State GOP Can Go to Hell

Apparently the Pennsylvania GOP is unhappy that people will be able to wear whatever they want into the polling booth:

Officials from the state Republican Party Thursday morning criticized a decision from the Pennsylvania Department of State allowing voters to wear candidate T-shirts and buttons when they enter polling stations, saying the paraphernalia could sway voters and force polling officials to act as “fashion police.”

If the Pennsylvania State GOP were half as concerned about the fact that they have a ground game that’s utterly pathetic as they are about what people are wearing on election day, we might just be able to turn Pennsylvania for McCain this election cycle.  GOP Chairman Bob Gleason needs to get back to the basics and stop worrying that people out there might just decide to exercise free speech.

UPDATE: I’ve since been convinced that my position on this issue was not well thought out.  I tend to sympathize first with free expression, but for now I’ll agree that there’s value in a sterile polling area.

11 thoughts on “State GOP Can Go to Hell”

  1. As long as they ask election coordinators to make sure those folks who are wearing it don’t linger and spend lots of time trying to get their message out unfairly, that’s fine.

    But, I can see their concern that shenanigans start happening where “voters” just don’t leave.
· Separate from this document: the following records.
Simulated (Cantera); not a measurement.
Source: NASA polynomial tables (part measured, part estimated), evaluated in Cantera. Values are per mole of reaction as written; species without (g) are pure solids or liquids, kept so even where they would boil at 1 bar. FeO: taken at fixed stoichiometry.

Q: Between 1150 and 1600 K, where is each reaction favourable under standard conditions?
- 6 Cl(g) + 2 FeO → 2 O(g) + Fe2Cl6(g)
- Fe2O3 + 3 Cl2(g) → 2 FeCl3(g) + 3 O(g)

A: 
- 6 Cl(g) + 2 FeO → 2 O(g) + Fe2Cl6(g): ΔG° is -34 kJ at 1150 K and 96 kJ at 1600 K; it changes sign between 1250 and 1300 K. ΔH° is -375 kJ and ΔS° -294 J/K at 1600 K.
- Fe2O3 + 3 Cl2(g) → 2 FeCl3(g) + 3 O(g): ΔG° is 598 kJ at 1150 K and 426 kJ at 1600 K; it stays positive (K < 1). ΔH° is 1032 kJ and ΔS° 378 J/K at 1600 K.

  2. Well, there are “No Polling” rules within a certain distance from the polling locations. Those shirts are, in essence, wearable yard signs.

  3. I agree, OrangeNeck.

    How do you define loiter when it comes to voting? If you rush them along, then you set up the state to be sued for getting in the way of voting. What if I make an effort to stand around as much as possible while “making up my mind”?

  4. Yeah, I see what you are saying. But it shouldn’t be that hard to narrow the rule so people can wear whatever they want to go vote, but still prevent electioneering inside the polling place. There just seems to be more pressing issues.

  5. If we were sane, I’d think “get in the damn line, sign the paper, get out of the way” would work well enough, but apparently that’s not quite effective enough these days.

  6. Although I happen to agree that there are bigger fish to fry, rules against partisan clothing or politicking within a certain distance of voting stations is a good and important one. It’s from that sort of thing that voter intimidation begins.

    Send a dozen mean-looking thugs wearing Obama shirts to the local school and Grandpa and Grandma may decide to skip this one. Or vice versa. Etc. etc.

  7. I think the reason you tend to side with free expression is because you’re not thinking of ways to abuse it in order to intimidate or influence people unfairly. You’re too idealistic. :)

    (I’m semi-kidding. Don’t change. I like you that way.)

  8. Well, considering how polls ignore laws about this sort of thing here, I’m a little surprised the GOP made any statement. People handing out flyers in your face as you walk in the door, setting up tables and giving away free food five feet away, I’ve never seen anything like it. The first time I voted in Pennsylvania in the primary, when I was waiting in line, another guy walked up and gave his name. The guy working there shouted, “Our first Democrat!” Indiana’s not a party registration state, and you have to tell them which ticket you want, but I can’t imagine something like that happening in an Indiana polling place. Just try shoving a flyer in somebody’s face right in the door and see how fast your butt lands in jail.